Search code examples
twitterstreamingtweepy

Tweepy Streamer Limiting Tweets to 140 Characters


I created a tweepy listener to collect tweets into a local MongoDB during the first presidential debate but have realized that the tweets I have been collecting are limited to 140 characters and many are being cut off at the 140 character limit. In my stream I had definied tweet_mode='extended' which I thought would have resolved this issue, however, I am still not able to retrieve the full length of tweets longer than 140 characters. Below is my code:

auth.set_access_token(twitter_credentials.ACCESS_TOKEN, twitter_credentials.ACCESS_TOKEN_SECRET)

api = tweepy.API(auth, wait_on_rate_limit=True, wait_on_rate_limit_notify=True)

# Create a listener MyListener that streams and stores tweets to a local MongoDB

class MyListener(StreamListener):
    
    def __init__(self):
        super().__init__()
        self.list_of_tweets = deque([], maxlen=5)
        
    def on_data(self, data):
        try:
            tweet_text = json.loads(data)
            self.list_of_tweets.append(tweet_text)
            self.print_list_of_tweets()
            db['09292020'].insert_one(tweet_text)
        except:
            None
          
    def on_error(self, status):
        print(status)

    def print_list_of_tweets(self):
        display.clear_output(wait=True)
        for index, tweet_text in enumerate(self.list_of_tweets):
            m='{}. {}\n\n'.format(index, tweet_text)
            print(m)  

debate_stream = Stream(auth, MyListener(), tweet_mode='extended')
debate_stream = debate_stream.filter(track=['insert', 'debate', 'keywords', 'here'])
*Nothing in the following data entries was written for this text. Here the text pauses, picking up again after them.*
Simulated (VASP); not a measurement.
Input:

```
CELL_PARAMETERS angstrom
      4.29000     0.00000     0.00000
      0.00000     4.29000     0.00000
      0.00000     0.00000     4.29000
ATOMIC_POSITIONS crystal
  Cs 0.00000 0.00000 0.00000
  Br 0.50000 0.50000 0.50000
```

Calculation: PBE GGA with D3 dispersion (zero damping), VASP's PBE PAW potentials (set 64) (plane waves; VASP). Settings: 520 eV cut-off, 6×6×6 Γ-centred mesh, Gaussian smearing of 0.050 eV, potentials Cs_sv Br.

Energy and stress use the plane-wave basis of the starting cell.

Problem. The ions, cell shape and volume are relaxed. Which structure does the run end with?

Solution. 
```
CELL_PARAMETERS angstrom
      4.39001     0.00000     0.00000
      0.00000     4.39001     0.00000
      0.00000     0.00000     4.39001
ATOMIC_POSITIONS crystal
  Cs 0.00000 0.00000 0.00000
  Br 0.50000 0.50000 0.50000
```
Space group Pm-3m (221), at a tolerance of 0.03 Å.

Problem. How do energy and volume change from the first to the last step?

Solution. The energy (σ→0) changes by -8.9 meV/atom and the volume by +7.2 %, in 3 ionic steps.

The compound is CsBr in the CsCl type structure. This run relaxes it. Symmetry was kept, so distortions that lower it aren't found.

Any input into how I can obtain the full extended tweet via this listener would be greatly appreciated!


Solution

  • tweet_mode=extended has no effect on the legacy standard streaming API, as Tweets are delivered in both truncated (140) and extended (280) form by default.

    So you'll want your Stream Listener set up like this:

    debate_stream = Stream(auth, MyListener())

    What you should be seeing is that the JSON object for longer Tweets has a text field of 140 characters, but contains an additional dictionary called extended_tweet which in turn contains a full_text field with the full Tweet text.